Deep Learning for Phraseology
We are living in a Deep Learning (DL) world where most developments in the field of Computational Linguistics, Natural Language Processing and Artificial Intelligence benefit from a host of DL techniques. Computational Phraseology certainly cannot lag behind in this trend. This keynote speech will report on several studies carried out by the speaker and members of his research group in which state-of-the-art DL techniques are employed to solve challenging problems in Phraseology.
To begin, the speaker will outline a project which developed and implemented a DL-based methodology for the automatic extraction and translation of multiword expressions (MWEs). The speaker will also report the results of an enlightening study associated with the above project and which also employed the aforementioned methodology to answer the perennial question: what matters more – the size of the corpus or its quality?

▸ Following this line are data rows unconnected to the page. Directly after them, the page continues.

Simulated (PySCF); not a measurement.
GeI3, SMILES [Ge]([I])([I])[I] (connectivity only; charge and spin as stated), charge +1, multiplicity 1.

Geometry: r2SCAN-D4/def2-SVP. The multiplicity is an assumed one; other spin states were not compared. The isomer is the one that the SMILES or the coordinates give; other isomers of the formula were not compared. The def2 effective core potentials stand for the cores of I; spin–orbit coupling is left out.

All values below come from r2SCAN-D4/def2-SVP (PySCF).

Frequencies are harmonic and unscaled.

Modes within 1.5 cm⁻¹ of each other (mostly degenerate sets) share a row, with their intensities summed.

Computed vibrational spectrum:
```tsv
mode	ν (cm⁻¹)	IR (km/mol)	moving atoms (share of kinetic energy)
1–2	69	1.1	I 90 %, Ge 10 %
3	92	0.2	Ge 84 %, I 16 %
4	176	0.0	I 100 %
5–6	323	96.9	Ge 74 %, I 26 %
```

The keynote speech will proceed to outline other DL projects related to Phraseology on which the speaker and colleagues from his research group have worked in the past two years. In one of them, he will introduce a novel method for tagging MWEs using a linguistically interpretable language-independent Deep Learning architecture. More specifically, this study shows, for the first time, how Graph Convolutional Networks (GCNs) can be successfully applied to MWE identification, especially to tackle discontinuous multiword expressions. The speaker will also present the first ‘MWE-aware’ metaphor identification system in which the GCN-supported classification of metaphors is enhanced by informing the model of the presence of MWEs. Finally, the keynote speech will outline latest work carried out by (involving) the speaker and members of his group. Latest work includes the employment of state-of-the-art neural transformers in the task of detecting MWEs; and in addition and more specifically, the employment of state-of-the-art neural transformers to detect MWEs in flower and plant names. Recent work on using transformers for identification of idioms will be also outlined; so will be a recent study on the impact of detection of MWEs for the NLP application author identification.